Last week we did the performance reviews of the clergy. Our SPRC chair Larry Cooper captured notes from my review. As the SPRC met, I was startled when he read back to me a quote I’d given. I didn’t know he was taking such exact notes! I was talking to Larry about my deep passion, my desire, my spirit-led view of Christ Church and what we can do if we commit deeply and totally to Jesus; ourselves, our time talent and yes our treasure. I said to Larry, “I have a fire burning in my bones for Christ Church to deeply impact the world, outside our walls, in deep, permanent ways.” I was quoting Jeremiah, 20:9, who said, “If I say, ‘I will not mention the Lord or speak anymore in his name, then within me there is something like a burning fire shut up in my bones and I am weary with holding it in and I cannot.” You see, I’m in a blessed position that allows me to see the full picture of Christ Church – her capabilities, potential, calling and giftedness. I truly believe that as we answer the question, “who are we and why are we here?” God has some dreams for what we are called to be about in Greensboro, the region, and the world. More, my firm belief is that the vision of any local church is birthed around any and every place the heart of God breaks. And there are plenty of those situations and places in our city, nation and world. 

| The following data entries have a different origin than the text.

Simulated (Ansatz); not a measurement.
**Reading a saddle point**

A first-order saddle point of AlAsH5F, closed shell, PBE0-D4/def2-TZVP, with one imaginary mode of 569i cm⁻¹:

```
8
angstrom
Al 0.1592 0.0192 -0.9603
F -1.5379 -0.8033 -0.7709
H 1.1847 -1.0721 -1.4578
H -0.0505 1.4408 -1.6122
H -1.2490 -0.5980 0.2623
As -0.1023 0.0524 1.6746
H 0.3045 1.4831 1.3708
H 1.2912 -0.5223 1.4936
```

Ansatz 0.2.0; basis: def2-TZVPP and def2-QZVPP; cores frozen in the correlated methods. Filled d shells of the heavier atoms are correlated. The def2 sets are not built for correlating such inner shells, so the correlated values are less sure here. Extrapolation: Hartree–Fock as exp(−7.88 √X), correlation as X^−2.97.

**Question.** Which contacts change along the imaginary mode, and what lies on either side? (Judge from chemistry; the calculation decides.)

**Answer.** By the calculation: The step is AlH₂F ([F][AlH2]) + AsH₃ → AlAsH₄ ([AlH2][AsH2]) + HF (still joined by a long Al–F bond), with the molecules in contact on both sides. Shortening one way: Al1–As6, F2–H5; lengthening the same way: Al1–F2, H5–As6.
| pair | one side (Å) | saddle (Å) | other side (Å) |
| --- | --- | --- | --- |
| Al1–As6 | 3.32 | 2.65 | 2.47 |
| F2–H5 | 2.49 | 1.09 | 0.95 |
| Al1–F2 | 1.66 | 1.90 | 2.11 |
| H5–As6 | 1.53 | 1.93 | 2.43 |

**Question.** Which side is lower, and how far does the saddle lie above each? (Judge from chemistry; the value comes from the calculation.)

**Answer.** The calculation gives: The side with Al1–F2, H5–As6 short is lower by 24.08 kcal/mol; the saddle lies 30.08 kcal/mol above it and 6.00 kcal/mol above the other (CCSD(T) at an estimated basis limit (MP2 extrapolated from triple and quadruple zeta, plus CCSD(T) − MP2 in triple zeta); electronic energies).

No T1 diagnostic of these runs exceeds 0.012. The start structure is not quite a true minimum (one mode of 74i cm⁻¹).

And we can do it. We might often sell ourselves short. We might hear the truth that we are having challenges with giving this year; we might reflect on the fact that I’d estimate in the last five years we’ve had some 200-plus “every Sunday traditionalist folks” who are no longer able to be with us due to health, relocation or death. We might appraise who we are and go to a place of despair and fear. And we’d be right to do so, if we were a human-only institution. But we’re not. We’re the living, breathing, Body of Jesus Christ. This church isn’t our idea and ours; this church is God’s idea and belongs to God. And God has all the resources here at Christ Church to shape this city after the Kingdom of God. The only problem is that God’s resources are in your hands and mine and God gives free will. It’s up to us. Be we can do it. 

I’m a fan of Vivian Howard and her PBS show about her restaurant in Kinston, the Chef and the Farmer. The show, A Chef’s Life has a theme song by the Avett Brothers, who started their musical career influenced by their UMC clergy grand dad in Concord. They have a verse in their song, “Will You Return” that says, “I wish you’d see yourself as beautiful as I see you. Why can’t you see yourself as beautiful as I see you?” I really think that would be God’s song to each of us and to Christ Church. I really believe that God sees us in our full potential individually and as a great church. Maybe if we could adopt God’s view we couldn’t be held back from giving in such a way that we’d shape this city. 

You see, something’s happening in Christianity and I believe also at and through Christ Church. Phyllis Tickle a wonderful Episcopal theologian who recently died, maintained something I think is really coming true. She said that, “every five hundred years or so the Church has a Rummage Sale. Every five hundred years there is a critical change or shift in history that necessitates the Church going through its “stuff” and reevaluating what we’re keeping and what we’re letting go.  The Great Schism, Gregory the Great, the Great Reformation … every time the Church goes through this crisis, though, three things happen:  1) something dies; 2) something new is birthed; and 3) Christianity grows.” (Martin Luther theses, 499 years ago tomorrow).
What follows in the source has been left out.